In late 2011 four Arab women, inspired by the success of the Arab Spring demonstrations but horrified by the backlash against the women who had protested side-by-side with men in Egypt, Libya, Tunisia and Syria, decided to start their own Facebook group. They called it “The Uprising of Women in the Arab World.”
Founded by activists Daila Haidar and Yalda Younes from Lebanon, Sally Zohney from Egypt and Farah Barqawi from Palestine, the group calls on men and women from all ethnic, social and religious backgrounds to unite in the face of discrimination “to say no to violence against women, no to their allegiance to men, no to repression and abuse, no to their treatment as second class citizens” and to demand the full application of the Universal Declaration of Human Rights for Arab women as well as men.
Over the past year the women have worked together to construct a wide-reaching and effective virtual uprising, continually evolving new strategies to reach out to like-minded activists regionally and internationally and to create a community of supporters with numbers large enough to ensure real influence.
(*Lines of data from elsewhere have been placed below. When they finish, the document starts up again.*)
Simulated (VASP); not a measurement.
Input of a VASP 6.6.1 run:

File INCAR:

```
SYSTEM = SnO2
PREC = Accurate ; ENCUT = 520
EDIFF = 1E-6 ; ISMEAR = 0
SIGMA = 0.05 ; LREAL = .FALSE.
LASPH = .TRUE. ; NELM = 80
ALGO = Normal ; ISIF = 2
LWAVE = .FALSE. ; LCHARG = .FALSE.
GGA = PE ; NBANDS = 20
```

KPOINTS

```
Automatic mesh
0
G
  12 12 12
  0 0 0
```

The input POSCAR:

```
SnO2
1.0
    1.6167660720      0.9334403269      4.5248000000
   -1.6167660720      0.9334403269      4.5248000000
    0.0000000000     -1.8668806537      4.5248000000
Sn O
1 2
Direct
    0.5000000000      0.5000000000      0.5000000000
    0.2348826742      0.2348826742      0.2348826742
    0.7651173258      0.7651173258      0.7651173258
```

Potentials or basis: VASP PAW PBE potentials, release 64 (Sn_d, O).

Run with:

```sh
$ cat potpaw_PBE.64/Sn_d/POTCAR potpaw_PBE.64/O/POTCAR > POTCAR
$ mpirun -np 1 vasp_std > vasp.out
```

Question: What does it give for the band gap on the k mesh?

“The initial aim of the page was to get to the point where we can create synchronized events,” explained Younes, “because the most incredible thing about the Arab Spring is not only the fall of the dictators but it’s this global solidarity created between the citizens, which doesn’t exist at all at a state level. The governments never support each other — the Arab League is a joke.”
Fifteen months after founding the group, the organizers have reached the point where they are ready to make the virtual uprising physical, thanks to a photo campaign launched last October. The organizers asked members of the group to post photos of themselves holding a sign explaining why they support the women’s uprising. Until that point the page had attracted 20,000 supporters over the course of a year. Within two weeks of the photo campaign’s launch that number had doubled and over the last four months it has continued to steadily rise, with the total number of supporters currently standing at just under 100,000.
Thousands of women from across the Arab world have taken part — the majority of them from Palestine and Saudi Arabia, two societies relatively unchanged by the Arab Spring. Many non-Arabs, as well as men, have sent in messages of support. While the organizers welcomed the support, they were also wary of some non-Arab members of the group who they say did not fully understand the problems facing women in the Middle East and who tried to impose their own cultural and social expectations on them.
“It’s very patronizing,” said Younes. “We don’t want anyone to liberate us.” She added, “We don’t want this projection of the West that it is poor veiled women who are primitive, or a lack of education. Not everything is a lack of education and these campaigns have shown that women are very much aware of their rights.”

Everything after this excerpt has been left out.